The film’s story, generally, is shaped around how Mouchette responds to these wrongs. Lacking all power and influence, she enacts her will through a series of minuscule gestures. She throws dirt at the girls who laugh at her in school, stamps her feet in mud on the way to church, mutters insults under her breath. She recreates the grand offenses she endures on her scale—harmless, powerless. The broken perform breaking of their own, as much as is within their capability.

But the characters of Mouchette all belong to the realm of the invisible—crushed, destitute, sick, all tortured by their different desperations. Defanged and numb to all else, small tantrums and innocent flirtations feel something like freedom for Mouchette, but for the adults, armed with their own kind of power, such outbursts become devastating, and their own misery becomes self-perpetuating. Mouchette shows how quickly and efficiently children can become locked in that trap of cyclical suffering. It’s a truth that they cannot be protected from forever. That’s the symbolic power of the film’s opening, in which Mouchette’s mother—her daughter’s last hope for shelter from the iniquities of the world—exits the frame and leaves the void in her wake.

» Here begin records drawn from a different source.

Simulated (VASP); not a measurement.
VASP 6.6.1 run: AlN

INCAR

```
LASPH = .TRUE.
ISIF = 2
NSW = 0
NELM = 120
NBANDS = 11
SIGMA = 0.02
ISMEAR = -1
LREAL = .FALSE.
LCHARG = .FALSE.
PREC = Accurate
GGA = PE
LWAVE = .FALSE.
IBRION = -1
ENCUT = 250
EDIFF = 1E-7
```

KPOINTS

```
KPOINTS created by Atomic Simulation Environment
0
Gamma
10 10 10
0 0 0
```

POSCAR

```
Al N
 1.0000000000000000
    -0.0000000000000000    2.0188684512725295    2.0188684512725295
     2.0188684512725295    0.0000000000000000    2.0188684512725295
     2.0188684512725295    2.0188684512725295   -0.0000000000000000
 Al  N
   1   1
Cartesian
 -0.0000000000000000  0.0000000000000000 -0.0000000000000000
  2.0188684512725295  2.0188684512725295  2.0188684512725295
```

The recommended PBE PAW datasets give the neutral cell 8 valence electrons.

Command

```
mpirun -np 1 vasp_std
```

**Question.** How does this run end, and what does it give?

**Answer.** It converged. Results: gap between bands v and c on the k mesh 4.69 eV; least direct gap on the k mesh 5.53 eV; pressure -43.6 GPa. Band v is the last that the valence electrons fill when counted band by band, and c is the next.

Some have accused Mouchette of wallowing unnecessarily in the intensifying torture of a young girl, but Bresson sets up a world of action and consequence. Mouchette’s pain doesn’t materialize randomly. It isn’t delivered by the hands of God, but the hands of men, driven to their own wretched circumstances by those who once held power and influence over them. Bresson’s mission with Mouchette was to see how the weak respond to a destructive environment, and it reminds us how those environments are created in the first place. In Mouchette, Bresson’s cinema of gestures is all about reflections, how humanity mirrors itself. The young tragically relive the traumas of the old—if they can make it that far without disappearing.

* * *

The Criterion Collection’s Blu-ray upgrade of Mouchette arrives with the exact same slate of special features as the original DVD release in 2007. Under normal circumstances, the lack of fresh content would be a disappointment, but the original release already felt quite substantial, and to have its content in HD is an incredible boon for film lovers. Though it boasts only four on-disc supplements, each is a superlative complement to the film: critic Tony Rayns‘ scholarly commentary loaded with analysis and background detail, the film’s original trailer cut with style by Jean-Luc Godard, a half-hour behind-the-scenes documentary on the movie’s production by German filmmaker Theodor Kotulla called Au hasard Bresson, and a 1967 excerpt from the French TV show Cinéma recorded on set and featuring interviews with Bresson, Nortier, and Guilbert.

It’s rare to have access to behind-the-scenes footage from a foreign arthouse film from this era, let alone from two separate perspectives and contexts. Bresson is a legendarily idiosyncratic director and enigmatic personality, so to see his set in operation during one of his most illustrious periods is an enormous gift. With that in mind, despite its simplicity—a quality Bresson himself no doubt would appreciate—Au hasard Bresson is one of the most interesting behind-the-scenes documentaries I’ve ever seen, offering insights into the famed director’s unique artistic philosophy delivered by the man himself over extraordinary video of the production. The segment from Cinéma offers similar pleasures, with the added bonus of Nortier and Guilbert’s amusing insights.

Combined with Criterion’s essentially flawless video presentation sourced from a crisp 4K restoration, this release is bound to be recognized as one of the year’s essential upgrades.